Domanda

On this read statement below couldn't it be made into the form of the following? I think personaly it might be easier to understand and read.

Basically the read statement is simply reading through a file and making decision on which paragraph performs should be executed. It probably is difficult to see exaclty what the program does but what I was really interested to know was if you can change the read to a different format as listed below.

READ DATA-FILE AT END ...do some code NOT AT END ...do code that is below END-READ.

Class:

    INIT-READ.                                            
    READ C AT END                                
            GO TO EOJ.                                
    IF C-ID = '  ' AND C-S = 'P'            
       GO TO I-R                                
    END-IF.                                           
    IF CID = ' ' AND C-S = 'D'             
       IF F = 'Y'                                   
          MOVE 'N' TO F                             
          MOVE 'your text here' TO RPT-ID 
          MOVE A           TO H6                  
          MOVE B           TO H7                  
          PERFORM PA THRU H-A-X             
       END-IF                                         
          PERFORM WD-CLAIM THRU W-X            
       GO TO I-R                                
    END-IF.                                           
          PERFORM N-V THRU N-V-X.             
È stato utile?

Soluzione

At the bottom of a discussion thread, captured in the GNU Cobol FAQ, http://opencobol.add1tocobol.com/gnucobol/#performing-forever Roger While mentioned a pretty nice idiom for READ control without paragraphs.

One thing that I saw on earlier posts to the newsgroup cobol was

What is the need/justification for an empty inline perform group.

ie. PERFORM ... END-PERFORM

None of the discussions then realized that there is a - EXIT PERFORM [CYCLE]

Therefore, it is a method to to define an exit condition without having paragraphs.

ie. (very simply)

PERFORM
    READ xxx
      AT END
        EXIT PERFORM
    END-READ
    MOVE something TO somewhere
END-PERFORM

.. test xxx status and somewhere

There are, of course, other variations. Basically, it means that you code without using section/paragraphs. (Recommended, if only from performance point of view)

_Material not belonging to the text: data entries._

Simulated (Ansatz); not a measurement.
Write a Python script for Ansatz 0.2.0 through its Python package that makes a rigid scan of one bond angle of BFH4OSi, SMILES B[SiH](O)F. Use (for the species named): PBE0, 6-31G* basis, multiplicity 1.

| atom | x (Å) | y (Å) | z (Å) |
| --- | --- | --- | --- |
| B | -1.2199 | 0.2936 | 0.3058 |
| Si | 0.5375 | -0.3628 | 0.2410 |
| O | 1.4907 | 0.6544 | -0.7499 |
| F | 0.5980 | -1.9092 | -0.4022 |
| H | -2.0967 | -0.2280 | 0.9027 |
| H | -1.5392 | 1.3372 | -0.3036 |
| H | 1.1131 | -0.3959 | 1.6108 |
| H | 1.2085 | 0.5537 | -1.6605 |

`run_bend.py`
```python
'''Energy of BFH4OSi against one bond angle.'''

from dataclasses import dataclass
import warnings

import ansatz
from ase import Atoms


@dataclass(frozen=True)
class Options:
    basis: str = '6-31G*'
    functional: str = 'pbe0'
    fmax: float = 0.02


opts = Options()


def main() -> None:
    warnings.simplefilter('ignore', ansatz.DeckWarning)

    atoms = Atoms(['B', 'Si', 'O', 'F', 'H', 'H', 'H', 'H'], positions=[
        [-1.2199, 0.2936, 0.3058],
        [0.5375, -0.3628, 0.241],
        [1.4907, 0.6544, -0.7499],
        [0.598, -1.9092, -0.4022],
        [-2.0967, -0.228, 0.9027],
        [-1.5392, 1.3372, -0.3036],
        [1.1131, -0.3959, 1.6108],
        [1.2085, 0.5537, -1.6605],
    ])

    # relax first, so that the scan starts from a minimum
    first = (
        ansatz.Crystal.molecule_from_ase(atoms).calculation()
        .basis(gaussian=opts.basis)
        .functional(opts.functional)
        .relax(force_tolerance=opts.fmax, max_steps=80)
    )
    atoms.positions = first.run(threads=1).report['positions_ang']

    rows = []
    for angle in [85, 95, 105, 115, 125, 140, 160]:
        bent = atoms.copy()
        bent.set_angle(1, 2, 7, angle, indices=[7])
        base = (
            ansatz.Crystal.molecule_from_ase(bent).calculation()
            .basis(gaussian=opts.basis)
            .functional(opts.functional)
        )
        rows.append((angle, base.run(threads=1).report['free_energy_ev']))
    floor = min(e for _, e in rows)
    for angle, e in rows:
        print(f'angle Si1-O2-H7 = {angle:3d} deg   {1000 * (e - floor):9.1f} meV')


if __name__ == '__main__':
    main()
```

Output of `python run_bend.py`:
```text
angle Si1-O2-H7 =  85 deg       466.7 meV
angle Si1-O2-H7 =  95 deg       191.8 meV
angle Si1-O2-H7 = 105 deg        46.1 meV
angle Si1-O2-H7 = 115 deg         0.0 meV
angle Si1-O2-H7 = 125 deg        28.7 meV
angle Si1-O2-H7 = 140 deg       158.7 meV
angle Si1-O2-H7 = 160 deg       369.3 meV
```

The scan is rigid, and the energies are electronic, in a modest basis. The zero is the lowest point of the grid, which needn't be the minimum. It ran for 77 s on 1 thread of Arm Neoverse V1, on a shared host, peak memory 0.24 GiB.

Note that the CYCLE option offers interesting possibilities.

Roger

Altri suggerimenti

Have a look here. COBOL read/store in table. for a way of avoiding GO TO, and even the AT END/NOT AT END. No END-READ needed either.

To avoid the AT END/NOT AT END, simply use the File Status, which you should already be using anyway to check that all IO operations were successful. For an input file, READ will give a file status of 10 when end-of-file is detected.

Use an 88 on your file status. So you can say things like END-OF-PAYMENTS-TRANSACTIONS.

Then, to process your file, you use a "priming read". This is a read outside the loop.

priming read
processing-loop until END-OF-PAYMENTS-TRANSACTIONS
   do the processing
   read

EXIT PERFORM (and some other EXIT options) is not available in all COBOLs currently. Be aware that if you are part of a large team and put an EXIT PERFORM in your program you will likely find several EXIT PERFORMs in the same block of code within a couple of years. So they may have well been GO TOs all along. The new EXIT options are just a way of have a GO TO which is spelled differently. OK, a little tongue-in-cheek, but there we go.

Of course, the priming read and read above both PERFORM a single paragraph to do the actual read and check the validity of the io (file status zero or 10 is OK, else a problem).

Be careful about considering avoiding PERFORM paragraph/SECTION for "performance". Write for clarity unless performance is critical. With IBM's Enterprise COBOL, using OPT, PERFORM code can be "inlined" anyway.